A year after getting divorced, Helen Carpenter needs a do-over, so she signs up for a notoriously tough wilderness survival course to prove that she can make it on her own. But then she finds out her kid brother’s best friend is joining her on the trip, wrecking her plans before she even gets to the mountains. Once there, Helen confronts a summer blizzard, a group of sorority girls, rutting season for the elk, and spin-the-bottle—yet she also discovers what it really means to be brave. A fun and light read that still manages to tackle some serious topics. If you love this, go back and read The Lost Husband.
A road-trip-from-hell as a romantic comedy? Yep. Moyes’s latest novel is a departure from her previous works, this time focusing on a single mom, her weird kids, and a geeky tech guy. Financially strapped Jess can’t afford to send her math whiz daughter to a decent school, but then a scholarship opportunity arises—in Scotland, and she can’t afford to drive there. Enter Geeky Ed, who owes her a favor, but mostly wants a chance to think about anything besides the insider trader scandal he’s embroiled in. The story is told from four different points of view, with different voices for each, which makes the audio version great. Quirky and endearing.
Owen and Lucy live in the same apartment building, but don’t meet until they’re stuck in an elevator together during a blackout. They forge an instant connection—but almost immediately after, Owen and his father take off for New Mexico, then California, then Seattle, and Lucy and her parents move to Scotland, then England. (Long-distance travel is quite the metaphor for adolescence, no?) As they move farther apart, their connection deepens, which makes them wonder: what if home isn’t a place, but a person?

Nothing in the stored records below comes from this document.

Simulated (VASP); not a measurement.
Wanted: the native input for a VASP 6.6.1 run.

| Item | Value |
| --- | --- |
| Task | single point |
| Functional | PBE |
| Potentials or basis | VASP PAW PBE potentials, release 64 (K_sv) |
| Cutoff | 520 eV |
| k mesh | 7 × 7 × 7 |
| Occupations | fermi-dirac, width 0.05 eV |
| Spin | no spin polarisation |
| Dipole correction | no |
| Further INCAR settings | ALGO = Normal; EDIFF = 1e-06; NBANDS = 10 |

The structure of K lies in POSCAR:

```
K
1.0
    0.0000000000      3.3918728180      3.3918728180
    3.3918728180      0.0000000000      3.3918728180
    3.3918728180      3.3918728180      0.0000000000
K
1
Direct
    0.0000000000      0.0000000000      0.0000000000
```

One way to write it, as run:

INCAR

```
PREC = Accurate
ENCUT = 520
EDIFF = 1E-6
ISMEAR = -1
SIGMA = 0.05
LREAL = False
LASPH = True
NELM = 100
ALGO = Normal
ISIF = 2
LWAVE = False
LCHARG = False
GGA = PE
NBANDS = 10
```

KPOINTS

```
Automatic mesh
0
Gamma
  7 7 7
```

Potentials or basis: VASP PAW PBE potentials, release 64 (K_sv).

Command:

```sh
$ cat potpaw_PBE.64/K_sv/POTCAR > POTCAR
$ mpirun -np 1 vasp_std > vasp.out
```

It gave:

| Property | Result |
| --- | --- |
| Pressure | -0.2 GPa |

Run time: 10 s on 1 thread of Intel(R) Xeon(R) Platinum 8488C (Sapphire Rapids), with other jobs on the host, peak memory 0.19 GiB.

Renowned travel writer Bryson takes to the Appalachian Trail in this laugh-out-loud travel memoir. After returning to America after 20 years in England, Bryson reconnects with his home country by walking 800 of the AT’s 2100 miles, many of them with his cranky companion Katz, who serves as a brilliant foil to Bryson’s scholarly wit. A superb hiking memoir that skillfully combines laugh-out-loud anecdotes with serious discussions about history, ecology, and wilderness trivia. Droll, witty, entertaining.
For fans of Sarah Dessen and Jenny Han. After her family (or what’s left of it) impulsively moves from California to Connecticut, Amy has to get her car cross-country. There’s just one problem: because of a tragic accident, Amy doesn’t drive. Enter Roger, an old family friend who volunteers to come along for the ride, and who is dealing with his own heartbreak. Before long, the two friends decide to ditch her mom’s carefully-orchestrated route in favor of the scenic route, stopping to see familiar haunts, old loves, and plenty of small town America. Matson adds color to this sweet story with emails, receipts, and playlists galore. Sure to inspire wanderlust. If you like this, read Since You’ve Been Gone next.